Title lenders set for BOS decision June 26

During a meeting last month of Chesterfield’s Planning Commission, four auto title lending cases were approved. The five member commission reviewed the conditional-use requests, for vehicle-lenders before they will be considered by the Board of Supervisors (BOS) on June 26.

The BOS will consider these requests as conditional-use cases due to a new ordinance amendment that allows loans secured by ones vehicle title. Supervisors have never approved any type of check cashing establishment, motor vehicle title lender, pawnbroker, payday lender or precious metals dealer in the county in the past until recently, when a new ordinance amendment was put into play.

The locations of the title lenders is of particular interest. Two would be located in the Bermuda District on Jefferson Davis Highway, separated by 1.1 miles. The ordinance states that one mile is the closest these lenders can be. One of what many call predatory lenders, Title Max, is asking for permission to locate in the now vacant 7-Eleven at the corner of Jefferson Davis Highway and Osborne Road. Another would be located in the Panera Bread strip center. Two others would be located on Midlothian Turnpike.

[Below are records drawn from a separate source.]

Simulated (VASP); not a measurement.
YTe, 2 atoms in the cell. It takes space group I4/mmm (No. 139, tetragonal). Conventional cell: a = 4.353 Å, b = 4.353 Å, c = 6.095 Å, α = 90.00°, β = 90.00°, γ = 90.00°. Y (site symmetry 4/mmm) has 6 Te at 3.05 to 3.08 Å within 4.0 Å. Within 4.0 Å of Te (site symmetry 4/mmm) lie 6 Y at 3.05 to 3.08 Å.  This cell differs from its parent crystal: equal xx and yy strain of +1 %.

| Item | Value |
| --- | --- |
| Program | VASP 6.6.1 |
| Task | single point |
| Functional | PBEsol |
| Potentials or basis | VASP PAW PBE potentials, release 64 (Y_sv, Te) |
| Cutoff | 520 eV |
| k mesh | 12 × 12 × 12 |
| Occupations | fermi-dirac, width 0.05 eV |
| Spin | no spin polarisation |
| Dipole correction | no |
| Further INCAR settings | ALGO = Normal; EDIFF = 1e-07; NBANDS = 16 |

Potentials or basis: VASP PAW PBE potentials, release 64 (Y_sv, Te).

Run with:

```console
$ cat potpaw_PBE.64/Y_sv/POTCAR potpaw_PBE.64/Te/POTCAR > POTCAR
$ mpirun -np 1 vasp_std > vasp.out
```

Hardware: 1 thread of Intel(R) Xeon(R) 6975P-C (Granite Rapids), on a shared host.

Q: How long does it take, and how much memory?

“The concerns that I have heard are relative to the business model; that some of these establishments are rather garish and obtrusive,” said Dale Patton, Bermuda District Planning Commissioner. “But I think staff has done [followed guidelines] as far as the proffered conditions pertaining to this case. This is an abandoned 7-Eleven on the Jefferson Davis corridor and any activity is good, and we have boxed these AFIs the best we can.”

Dana Wiggins of the Virginia Poverty Law Center (VPLC), said she hopes that the way Chesterfield has crafted their ordinance will limit the number of alternative financial institutions (AFI) in the county. At an interest rate (APR) of 220 percent the maximum according to Virginia law, Wiggins said lenders typically get real close to what the law states.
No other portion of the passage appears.